Friday, September 21, 2012

A brush with machine learning

by Kim Cobb
For the last two days I have been at the 2012 Climate Informatics workshop at the National Center for Atmospheric Research (affectionately referred to as NCAR). It was a wonderful collection of fellow paleoclimate geeks, including Cobb lab alum Julien Emile-Geay, as well as a mixture of 20+ computer and statistics nerds.

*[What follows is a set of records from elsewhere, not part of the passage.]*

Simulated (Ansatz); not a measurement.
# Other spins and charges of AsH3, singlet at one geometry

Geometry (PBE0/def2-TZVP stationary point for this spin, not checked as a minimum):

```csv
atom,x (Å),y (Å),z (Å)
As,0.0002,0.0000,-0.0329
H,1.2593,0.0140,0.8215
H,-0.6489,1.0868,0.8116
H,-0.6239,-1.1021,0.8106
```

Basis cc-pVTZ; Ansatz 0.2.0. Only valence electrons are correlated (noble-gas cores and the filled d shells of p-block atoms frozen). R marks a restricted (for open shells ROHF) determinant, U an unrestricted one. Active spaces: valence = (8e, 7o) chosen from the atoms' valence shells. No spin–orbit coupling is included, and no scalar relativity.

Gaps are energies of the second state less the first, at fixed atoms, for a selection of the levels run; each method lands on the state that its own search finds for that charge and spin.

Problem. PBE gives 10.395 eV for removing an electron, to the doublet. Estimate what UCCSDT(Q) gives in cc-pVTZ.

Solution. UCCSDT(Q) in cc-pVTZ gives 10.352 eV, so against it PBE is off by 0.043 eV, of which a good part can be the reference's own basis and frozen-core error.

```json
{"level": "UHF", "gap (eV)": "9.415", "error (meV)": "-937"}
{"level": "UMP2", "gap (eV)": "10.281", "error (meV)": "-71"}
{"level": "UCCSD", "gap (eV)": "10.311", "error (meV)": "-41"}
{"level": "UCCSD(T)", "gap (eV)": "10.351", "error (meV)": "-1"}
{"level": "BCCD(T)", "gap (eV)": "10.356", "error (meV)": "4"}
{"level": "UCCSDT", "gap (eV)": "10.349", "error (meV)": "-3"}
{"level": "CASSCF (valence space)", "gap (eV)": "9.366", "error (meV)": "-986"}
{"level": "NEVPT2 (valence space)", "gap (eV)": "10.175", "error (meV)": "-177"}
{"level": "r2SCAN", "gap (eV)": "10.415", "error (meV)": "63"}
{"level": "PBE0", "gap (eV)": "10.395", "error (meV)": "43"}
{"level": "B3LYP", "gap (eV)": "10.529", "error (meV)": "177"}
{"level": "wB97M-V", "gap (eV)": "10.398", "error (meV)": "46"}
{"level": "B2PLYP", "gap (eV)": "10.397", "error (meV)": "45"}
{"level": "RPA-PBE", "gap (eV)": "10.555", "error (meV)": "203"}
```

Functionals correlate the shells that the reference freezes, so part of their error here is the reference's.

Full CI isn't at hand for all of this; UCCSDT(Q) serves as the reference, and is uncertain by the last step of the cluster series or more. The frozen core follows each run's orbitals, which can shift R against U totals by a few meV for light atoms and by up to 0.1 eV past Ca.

The goal of getting this diverse group of experts together was to probe the intersection of these fields, where novel or not-yet-developed techniques may lead to breakthroughs in climate science. A major motivation for this kind of venture are new federal initiatives aimed at tackling science and technological problems that leverage "Big Data"(see NSF example here). Such initiatives recognize that the explosion of increasingly large and complex datasets presents unique challenges and opportunities. They call for fundamental advances in computational and informational sciences – advances that will enable the use of Big Data to solve some seriously stubborn problems, like those involved in climate change.
View of NCAR, nestled into the foothills of the Rockies.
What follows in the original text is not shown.